Just after the opening of Allen Jones‘s retrospective at Michael Werner‘s Upper East Side gallery—the British pop artist’s first New York solo show in 40 years—artnet News spoke to the controversial painter and sculptor about his influences, his divisive depiction of the female figure, and going against the art establishment. Dressed in a dark blue suit and a pink tie, the 79-year-old artist was in exceptional shape; he insisted on standing during the entirety of the interview so that he could discuss each of the works on view.
Jones made a name for himself in the mid ’60s for his provocative, colorful, and daring depictions of women. In 1969, when his controversial and infamous “Furniture” series, erotic fiberglass sculptures of scantily-clad women posed as furniture, was exhibited, it caused an uproar. In a subsequent exhibition at the Tate in 1986, one of the works was targeted in an acid attack. But that didn’t stop Jones, whose pop art influenced paintings and sculptures propelled him to success.
With works from important public and private collections, the current show at Michael Werner, curated by Norman Rosenthal, represents a unique survey of the artist’s iconic imagery that may not be seen in its current constellation again for several years. Speaking to artnet News, Jones looked back at his long and remarkable career.
How did you arrive at figuratism and especially the female figure?
The first few years of professional life were really absorbing the lessons of the recent past and recent art history, which for me would have been surrealism and futurism. You gradually find your own voice. With the early work, my anxiety as a young student was to have the work taken seriously and be seen as fine art. You sort of process the images through the grille of fine art, but then what you learn is that you have to actually speak directly and find a language to speak directly rather than through those filters. So by the mid ’60s, when I returned to the UK after having lived in New York—and I suppose it was important to experience New York firsthand; if it had been 1910 one would have been in Paris… In a way, I found my own voice by about the mid ’60s in the late paintings. The blatant preoccupation with the female figure came to the fore, whereas in the earlier work it’s more embedded.

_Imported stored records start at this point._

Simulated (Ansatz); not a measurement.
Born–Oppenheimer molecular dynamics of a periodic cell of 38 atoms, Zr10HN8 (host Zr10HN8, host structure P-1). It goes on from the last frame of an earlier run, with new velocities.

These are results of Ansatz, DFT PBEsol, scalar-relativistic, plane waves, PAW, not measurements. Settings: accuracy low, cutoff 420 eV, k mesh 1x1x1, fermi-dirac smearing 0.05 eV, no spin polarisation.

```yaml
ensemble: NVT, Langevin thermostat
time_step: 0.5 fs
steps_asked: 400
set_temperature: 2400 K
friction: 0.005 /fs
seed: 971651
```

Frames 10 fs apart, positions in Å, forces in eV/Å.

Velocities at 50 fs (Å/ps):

The other thing was that I’m interested, and have been for years, in the canvas being a visual performance, so the canvas is a performance area. So taking subjects which are about performance, like the magicians, or the stage, or dance, they became a vehicle for actually picturing what the artist actually does.
What’s behind the use of perspective and dimension in your paintings?
The mainstream of modern art through the ’60s, when I started working professionally, was towards abstraction. The main thrust of art history in the 20th century was from Mondrian and from Minimalism. Although I could empathize with that, I couldn’t do it; I temperamentally could not get rid of representation.
And so nevertheless you knew the problem, the visual language problem of how to deal with that, and one of the things is that by definition when you paint an image which is a recognizable image, the area next to the image is space. And so the whole thing is how do you counter that? Or how do you make it clear that it’s not an illusionistic depth? That it’s not pretending to be a room, or pretending to be a field or something? And so I tend to use color as a way of counteracting that.
The lesson from 20th century art was that if color is the key to the paintings, there is an optical space created on the retina between the play of one color against the other. And so the shallow spaces which exist in my pictures are what I call a real optical space. It is a depth which you build with a color reaction on the brain. I’m not sure that makes sense…
Why did you shift from painting to sculpture and back again?
I spent the ’60s trying to develop my own pictorial language for describing the figure. And by the end of the decade I realized that I was modeling and suggesting volume so strongly that maybe I should take a chance and actually make the image rather than reproduce it two dimensionally. And so that was my second excursion into sculpture.
This [Third Man (1965)] is one of the earliest ones. This is from the mid ’60s and was very much to do with the idea again of using color. The shift to three dimensional figures released the painting of having to be that descriptive. I think that the works after those initial furniture sculptures became more lyrical, more free, and the brush strokes started to play a bigger part in the paintings. And the same with steel.
In the ’80s I had another idea, I thought well what if you actually make the figure real, what if you cut it out. Well of course if it was paper or canvas, it would collapse. But if you fold it, it gives it an arbitrary physical strength. Whereas I only occasionally make three dimensional, volumetric figures using resin fiberglass, I’ve been consistently working with steel, using that folded idea pretty regularly since the ’80s.
So to me there are three different languages. There’s the painting, there’s the steel, and there’s the fiberglass. I think its an interesting idea to say the same thing, but you’re speaking three different languages, but hopefully you’re making sense the same as you would be if you were speaking German, French, or Croatian.
What is behind your desire to go against the art establishment?
Either you can use your natural talent to replicate what has gone before, and you can speak intelligently using a visual language. Every period in art history, you’ve got the people who write the vocabulary, and then you have lots of people who learn the vocabulary and use it quite intelligently. There are lots of Fauvists apart from Matisse and Derain, but you remember the people who actually establish the rules.
And so for me wanting to make representation of the figure, you had to find a way to do it that didn’t rely on a crutch of the history of art. So instead of making the figures in stone or marble or bronze, the thrust was that if you make something where there’s no history to the fabrication process, then people have to somehow make up their mind from the start. There’s no “Oh I don’t like it very much but it’s obviously art.”
Do you think you’re misunderstood?
I think I have been misunderstood, but that seems to have been a generational problem from the ’70s. The feedback I have from people who are much younger than myself means that I think things have turned a corner.
Do you think people overreacted to the “furniture” series?
No. I just think that people’s reactions are based on their own experience and their own expectations. And the problem with an artist is that he’s responsible for making visible what he makes visible. But he’s not responsible for how people use it.
If you could own any artwork from art history what would it be?
It would be very hard, there’s got to be a dozen things. But most recently I’ve been thinking again about a Bronzino in the National Gallery in London called Venus, Cupid, Folly and Time (ca. 1545). I could live with that forever.